January 13, 2011

Week 17: Be A Gracious Host

Be A Gracious Host

You ever wonder why there are some DJs that are in much more demand than others? To clarify, I’m not talking about the amazing DJs you see at a club. I consider them musicians. I’m talking about the wedding DJ, the DJ at a dance, the one at the carnival or public gathering.

I mean, all they do is play previously recorded music, so one is as good as another, right? Wrong. The good ones know that their role is to keep the party moving, keep the people who are there entertained and happy. Sometimes they have to provide the background music to a dinner, and other times they need to get the bodies moving on the dance floor. A good DJ knows that he is in charge of the mood of the room.

If you haven’t figured it out yet, your band is the same as the DJ. When you are on stage, you are in charge of the experience of everyone in the room. It is your job to make sure that each and every person enjoys their time and leaves the bar/club/concert wanting more and wanting to come back.
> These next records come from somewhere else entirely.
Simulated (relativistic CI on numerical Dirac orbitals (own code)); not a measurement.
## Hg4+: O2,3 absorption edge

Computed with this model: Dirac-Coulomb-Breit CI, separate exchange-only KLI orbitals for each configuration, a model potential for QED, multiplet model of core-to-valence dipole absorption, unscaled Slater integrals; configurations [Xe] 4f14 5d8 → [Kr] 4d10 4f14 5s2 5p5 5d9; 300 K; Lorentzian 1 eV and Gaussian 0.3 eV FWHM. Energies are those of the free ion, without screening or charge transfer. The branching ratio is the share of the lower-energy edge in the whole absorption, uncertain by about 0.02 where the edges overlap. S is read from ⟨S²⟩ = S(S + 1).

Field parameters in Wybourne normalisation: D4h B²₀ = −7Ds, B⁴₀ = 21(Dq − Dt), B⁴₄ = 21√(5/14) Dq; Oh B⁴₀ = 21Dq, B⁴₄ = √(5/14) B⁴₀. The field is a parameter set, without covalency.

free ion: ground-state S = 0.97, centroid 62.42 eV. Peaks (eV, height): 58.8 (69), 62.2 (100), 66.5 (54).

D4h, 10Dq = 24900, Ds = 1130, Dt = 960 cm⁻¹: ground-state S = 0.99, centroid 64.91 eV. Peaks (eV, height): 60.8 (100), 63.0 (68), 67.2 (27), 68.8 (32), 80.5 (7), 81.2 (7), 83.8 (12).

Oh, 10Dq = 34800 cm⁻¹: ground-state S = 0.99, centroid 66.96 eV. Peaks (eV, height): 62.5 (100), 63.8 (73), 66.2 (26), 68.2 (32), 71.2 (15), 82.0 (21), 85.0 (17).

Don’t ever forget that. You write music because you have to, it’s part of your inner core. You record albums to share the music and hope others get an inkling of the feeling you were expressing when you wrote it. But, you play the music to share your gift for the enjoyment of others.

If you keep that in mind, you can’t go wrong. You will be much happier on stage, the audience will have a better time, and the bar will love you for it (a happy crowd is a thirsty crowd).

So when you’re on stage, you are hosting a 45-minute party and you are in control of the mood in the room. If you play your cards right, the audience will be right up next to the stage, pumping their fists, shaking their money maker, or hanging on every word. I’ve seen bands who’ve had such a command on the crowd that is they asked them to lay down on the ground and cluck like a chicken at least 10 people in the crowd would do so.

If you don’t have this control yet, work on it. Go to shows where the band has it and learn.

Here’s a couple of examples from show’s I’ve been to.

I went to the U2 Pop Mart tour in San Antonio, and it was probably the best large-scale show I’ve ever been to. They somehow made me feel like they were interested in my experience. There were thousands of people in the room yet I swear Bono made eye contact with me. It was amazing. Let me go a step further and say that I was dragged to the show kicking and screaming. Didn’t want to be there… but thank God I went.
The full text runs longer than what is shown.